Sunday, June 13, 2004

Greatest President of the 20th Century (Part One)

(If you didn't read the Introduction post from earlier this evening, go read it first)

Bottom of the Barrel One of the first elimination criteria I came up with was that any President that ran for reelection to a second term and lost can't qualify for greatest. While I said earlier that this was not just a popularity contest, it seemed reasonable that if a President, with the power of the office behind him, can't get reelected, then there must be some huge negatives that should disqualify them from the greatness discussion.

If we accept that, we disqualify Taft, Hoover, Ford, Carter and Bush. As Harding is generally considered one of the five worst Presidents in history, I'm going to add him to this list as well.

I find a lot of parallels between Hoover and Carter - both were engineers that paid too much attention to detail and were much more comfortable with numbers than with people. Each started efforts and programs to correct serious economic problems (the roots of which in both cases went much further back than their terms) that their successors were able to take credit for. Both were defeated for reelection by charismatic leaders that clearly then set the terms of the political debate for years to come (Roosevelt's New Deal and Reagan's conservative revolution). I think they're both unfairly maligned to some extent, but clearly neither can be called the greatest President of the century.

Taft was TR's handpicked successor, but tried to walk a line between TR's progressivism and the conservatism of the other half of his party - and the whole time all he really wanted was to be on the Supreme Court (a wish that was finally granted). He continued the trust-busting of the previous administration, which certainly didn't endear him to the more conservative arm of the party, but the increased tariffs and the retreat from internationalism caused TR to pull a large chunk of the Republican vote with him away from Taft, opening the door for Wilson's win in 1912.
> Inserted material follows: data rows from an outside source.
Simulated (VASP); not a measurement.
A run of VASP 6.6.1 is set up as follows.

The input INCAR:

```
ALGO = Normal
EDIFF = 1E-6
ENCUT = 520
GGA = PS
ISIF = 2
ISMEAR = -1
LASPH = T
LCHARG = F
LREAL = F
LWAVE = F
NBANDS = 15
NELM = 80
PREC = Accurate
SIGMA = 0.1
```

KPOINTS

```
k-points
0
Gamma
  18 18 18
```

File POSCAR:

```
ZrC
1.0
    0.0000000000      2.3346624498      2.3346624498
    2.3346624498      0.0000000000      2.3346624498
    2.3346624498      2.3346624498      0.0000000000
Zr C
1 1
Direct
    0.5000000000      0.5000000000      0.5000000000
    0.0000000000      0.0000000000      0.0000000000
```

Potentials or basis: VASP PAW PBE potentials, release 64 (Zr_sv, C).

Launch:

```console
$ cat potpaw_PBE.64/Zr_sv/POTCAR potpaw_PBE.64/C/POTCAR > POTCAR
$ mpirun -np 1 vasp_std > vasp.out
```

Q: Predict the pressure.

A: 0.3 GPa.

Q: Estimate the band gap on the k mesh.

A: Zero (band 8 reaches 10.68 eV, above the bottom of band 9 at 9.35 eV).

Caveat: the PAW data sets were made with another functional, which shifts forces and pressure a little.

Ford never really had a chance, but he didn't help himself in any way. The response to the runaway inflation resulting from the Nixon wage and price freezes (remember WIN buttons?) was woefully inadequate and the pardoning of Nixon really hurt Ford's reputation.

Frankly it's too early to adequately evaluate Bush's administration - but clearly whatever one thought of the Persian Gulf war, any positive view was negated by his handling of the economy and the continually growing budget deficits.

Harding is generally viewed as a disaster. I have nothing with which to argue against that.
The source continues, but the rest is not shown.